Culture is a stimulating and enjoyable read. I found it a good refresher course in the kind of cultural studies I learned at my Marxist-tinged university; but Terry Eagleton does much more than recapitulate his scholarship. He skewers our assumptions about the power of culture, and argues that culture today is overwhelmed by capitalism.

Eagleton is a master of pithy analogy, using reams of comparisons to distinguish between culture and civilisation, barbarity, nature and so on: “It is true that the music of Justin Bieber reaches a great many ordinary people, but so does chicken pox,” Eagleton writes. He is not just witty but driven by a strong ethical sense. The book epitomises what intellectual enquiry exists for, his many examples elucidating his argument against moral relativism.

The first chapters explore in some depth how culture relates to civilisation, suggesting that culture is a capacious concept that in many ways is related to the “social unconscious”. The latter chapters explore romantic nationalism in relation to culture, coming up to the present through colonialism and industrial capitalism. Eagleton locates his analysis within English nationalism, but tangentially, by working through the ideas of writers from Ireland (Swift, Burke and Wilde) and the German-speaking world (Herder, Nietzsche, Marx and Freud). The only English figures given more than passing mention are radicals such as William Blake and William Morris.

He discusses what culture has been in different historical contexts. “Culture can be a model of how to live, a form of self-fashioning or self-realisation, the fruit of a coterie or the life-form of a whole people, a critique of the present or an image of the future,” he writes. When allowed to flourish, culture is the social unconscious – an idea that overcomes the dichotomy between Matthew Arnold’s idea of “Culture” as “the best that has been thought and said in the world” and “culture” as a whole way of life.

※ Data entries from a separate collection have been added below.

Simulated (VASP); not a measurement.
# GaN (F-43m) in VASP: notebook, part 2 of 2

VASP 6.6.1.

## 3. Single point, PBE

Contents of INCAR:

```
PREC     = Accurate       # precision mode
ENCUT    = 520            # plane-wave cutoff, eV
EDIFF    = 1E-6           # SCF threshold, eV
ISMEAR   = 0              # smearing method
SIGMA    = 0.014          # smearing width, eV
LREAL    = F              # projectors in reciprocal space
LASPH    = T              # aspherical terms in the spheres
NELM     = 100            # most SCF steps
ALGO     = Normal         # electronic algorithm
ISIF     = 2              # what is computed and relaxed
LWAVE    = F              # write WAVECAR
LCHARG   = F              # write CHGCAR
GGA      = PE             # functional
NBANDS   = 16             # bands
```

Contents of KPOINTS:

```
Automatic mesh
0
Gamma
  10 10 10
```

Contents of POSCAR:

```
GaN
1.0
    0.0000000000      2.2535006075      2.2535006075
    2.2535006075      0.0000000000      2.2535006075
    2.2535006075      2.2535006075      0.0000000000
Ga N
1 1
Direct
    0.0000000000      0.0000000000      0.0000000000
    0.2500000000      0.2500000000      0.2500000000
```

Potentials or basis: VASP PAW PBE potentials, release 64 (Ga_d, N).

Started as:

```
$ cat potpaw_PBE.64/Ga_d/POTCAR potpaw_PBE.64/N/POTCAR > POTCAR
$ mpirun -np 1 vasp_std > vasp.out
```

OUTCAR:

Sometimes Eagleton makes definitive statements that betray the limitations of his intellectual framework. He states that culture cannot flourish in the grip of material scarcity, but does not engage with the ecological frames of traditional peoples for whom culture might be an essential condition of material survival. He offers a reasoned criticism of the post-modernist championing of “diversity”, but frames diversity as a matter of quantity and variety, whereas a more ecological view would approach diversity as beneficial symbiosis.

In his conclusion he suggests that we make hubristic claims for culture, which seems unduly provocative to those of us keen to demonstrate its impacts.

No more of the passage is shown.